An O-ring is a round sealing ring that is usually placed in a groove and functions under compression, while a gasket is a flat seal that is clamped between two surfaces. O-rings are suitable for dynamic applications with moving parts, while gaskets are typically used for static connections. Both can provide excellent water resistance, but the choice depends on the design of the connection.
The right compression degree is essential for optimal water resistance. Too little compression can lead to leakage because the gasket does not fully adapt to irregularities in the surface. Too much compression can lead to overloading of the material, permanent deformation, and ultimately failure of the seal. For most elastomeric gaskets, the optimal compression is between 15% and 30% of the original thickness.
The replacement frequency depends on various factors, including the material type, environmental conditions, and usage intensity. As a rule of thumb, gaskets should be inspected during each maintenance and replaced when there are signs of degradation such as hardening, cracking, or permanent deformation. In demanding environments, annual replacement may be necessary, while in less stressful conditions, high-quality gaskets can last 5-10 years.
The thickness of a gasket directly influences waterproof performance. Thicker gaskets can accommodate larger irregularities in surfaces, but require more compression force and may undergo more deformation. Thinner gaskets are more suitable for flat, well-finished surfaces and often provide better long-term stability. For optimal water resistance, the thickness should be matched to the specific application, surface quality, and available compression force.

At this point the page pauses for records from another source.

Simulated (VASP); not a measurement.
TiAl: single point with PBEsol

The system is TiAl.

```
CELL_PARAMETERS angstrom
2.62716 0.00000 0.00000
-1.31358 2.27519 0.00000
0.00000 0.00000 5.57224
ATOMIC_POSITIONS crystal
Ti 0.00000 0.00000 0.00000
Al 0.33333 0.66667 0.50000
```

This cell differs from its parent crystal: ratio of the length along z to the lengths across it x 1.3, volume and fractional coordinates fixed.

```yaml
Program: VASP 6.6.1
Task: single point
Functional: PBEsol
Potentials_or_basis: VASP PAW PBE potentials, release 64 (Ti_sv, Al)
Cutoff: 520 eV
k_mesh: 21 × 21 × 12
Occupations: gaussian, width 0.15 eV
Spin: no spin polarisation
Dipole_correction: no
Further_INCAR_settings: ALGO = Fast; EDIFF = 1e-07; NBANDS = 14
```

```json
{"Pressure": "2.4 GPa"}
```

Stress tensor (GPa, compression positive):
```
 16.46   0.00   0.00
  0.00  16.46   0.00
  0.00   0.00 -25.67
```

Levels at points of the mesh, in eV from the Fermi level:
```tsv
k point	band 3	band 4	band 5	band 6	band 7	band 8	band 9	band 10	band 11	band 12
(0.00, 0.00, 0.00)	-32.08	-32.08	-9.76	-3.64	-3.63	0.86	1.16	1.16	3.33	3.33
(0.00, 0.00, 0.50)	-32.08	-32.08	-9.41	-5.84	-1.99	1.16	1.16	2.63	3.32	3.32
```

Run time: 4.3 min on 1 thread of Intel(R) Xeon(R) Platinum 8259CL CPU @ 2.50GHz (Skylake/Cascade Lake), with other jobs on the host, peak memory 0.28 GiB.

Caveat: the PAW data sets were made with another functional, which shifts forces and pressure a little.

For optimal water resistance, several crucial installation practices are: ensure clean, dry, and undamaged surfaces; use the correct torque for fastening bolts and tighten them in a cross pattern for even pressure; avoid over-compression that can damage the material; use suitable sealants as a supplement where necessary; and ensure the gasket is correctly aligned. When reinstalling after maintenance, always use a new gasket, as used gaskets lose their elastic properties.
Yes, it is possible to make custom gaskets yourself for specific applications. For this, you need the right material (available in sheet form) and precision cutting tools such as a CNC cutter, waterjet cutter, or special die cutters. For simple shapes, you can also use hand tools. Note that homemade gaskets may not provide the same accuracy and performance as professionally manufactured ones, especially for critical applications with high IP classifications.
In environments with extreme temperature fluctuations, material selection is crucial. Choose silicone gaskets that function between -60°C and +230°C and retain their flexibility at low temperatures. Design the fastening points with sufficient clearance to accommodate thermal expansion and contraction. Also consider using anti-vibration fasteners to reduce stresses from temperature differences. Regular inspection is essential, as repeated temperature cycles can lead to accelerated aging and loss of sealing properties.